Energy delivery is in the throes of a massive transformation. Utilities are decarbonizing, decentralizing and modernizing the grid. They are rapidly replacing their old processes and technology with new approaches. Nearly everything they do relies on location. Thus, GIS and its Modern Network Management capability provide the foundation for this technology transformation.
Yet without good data, the mission falls far short of expectations. This paper is a story about innovation and how utilities change their field mobility approach. How capturing accurate data from the field provides a sort of self-healing process for continuously improving. Then the power of analytics and the promise of the energy delivery system can be kept.
Mobile workers need modernization, too
Every year, utilities are faced with balancing more competing factors. They must maintain profitability and deal with customer service issues, safety and equity considerations. New regulations require immediate attention. Today, Mother Nature challenges operations at an alarming pace. Yet utilities still must keep the lights on. They must connect to the customer and restore power when the light goes out or the gas shuts down.
With this delicate balance, utilities can no longer do things the old way. They must innovate in high-profile ways, such as adopting the latest in artificial intelligence, and mundane ways, such as repairing fallen wires, replacing worn-out equipment and updating their records.
The delicate balance of competing factors impacts the mobile workforce as much as any. They are on the front line and impact costs, reliability, equity and compliance. All the while, they deal with the shifting climate challenges. Their work is dangerous, so they must take precautions to do their jobs safely.
Workers also contend with miserable weather, wretched traffic and annoyed customers. Their success depends on real-time awareness. Clumsy paper maps and poor data inhibit awareness, interfering with collaboration between workers and the rest of the corporation. Because situations can change quickly and depend on location, GIS is vital. GIS provides immediate access to asset condition and location information. It eliminates job site surprises and allows simple, accurate, timely reporting of network status and surrounding situations.
Incomplete and out-of-date information causes job delays, putting utilities at greater risk for accidents and mistakes. This lack of timely data increases costs, lowers output and wastes time. The results are longer outage times, customer frustration and regulatory agency fines. GIS as a source of high-quality location data boosts productivity, lowers costs and preserves customer satisfaction.

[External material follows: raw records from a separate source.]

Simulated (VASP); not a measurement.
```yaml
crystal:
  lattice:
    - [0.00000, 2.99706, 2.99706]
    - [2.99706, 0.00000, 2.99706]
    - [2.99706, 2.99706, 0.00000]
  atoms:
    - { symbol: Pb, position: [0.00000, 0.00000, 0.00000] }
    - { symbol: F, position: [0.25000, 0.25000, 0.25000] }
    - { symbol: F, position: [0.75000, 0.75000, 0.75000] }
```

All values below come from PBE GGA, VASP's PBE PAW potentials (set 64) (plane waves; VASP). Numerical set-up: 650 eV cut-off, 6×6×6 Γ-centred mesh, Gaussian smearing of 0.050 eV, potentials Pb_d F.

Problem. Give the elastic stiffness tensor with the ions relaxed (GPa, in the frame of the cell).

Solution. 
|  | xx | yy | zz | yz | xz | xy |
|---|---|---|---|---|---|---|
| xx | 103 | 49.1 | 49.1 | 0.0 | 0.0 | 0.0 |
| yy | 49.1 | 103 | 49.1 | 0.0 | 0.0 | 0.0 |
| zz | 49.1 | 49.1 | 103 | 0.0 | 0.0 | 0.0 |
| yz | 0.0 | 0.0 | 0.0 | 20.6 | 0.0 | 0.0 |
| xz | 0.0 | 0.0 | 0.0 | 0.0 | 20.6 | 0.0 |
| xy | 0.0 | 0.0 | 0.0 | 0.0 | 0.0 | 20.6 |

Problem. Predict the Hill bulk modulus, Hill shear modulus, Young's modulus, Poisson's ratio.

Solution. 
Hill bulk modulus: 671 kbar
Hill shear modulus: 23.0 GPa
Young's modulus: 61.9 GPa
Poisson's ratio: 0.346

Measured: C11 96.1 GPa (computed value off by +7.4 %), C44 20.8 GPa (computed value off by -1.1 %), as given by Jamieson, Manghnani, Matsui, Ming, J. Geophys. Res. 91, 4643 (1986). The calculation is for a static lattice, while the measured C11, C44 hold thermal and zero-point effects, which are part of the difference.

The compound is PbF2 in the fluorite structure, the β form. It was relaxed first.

Japan’s Tottori Gas is a prime example of innovation in using mobile GIS technology. It delivers natural gas to customers in Tottori City, the capital of Tottori Prefecture. Its former mapping solution lacked features that offered employees access from mobile devices. To remedy the situation, Tottori Gas implemented an ArcGIS-based mobility solution. The new company-wide mobile app provides information sharing and gives employees gas network data access across the entire enterprise. Read the complete story here.
Japan’s Tottori Gas uses GIS mobility apps to locate assets.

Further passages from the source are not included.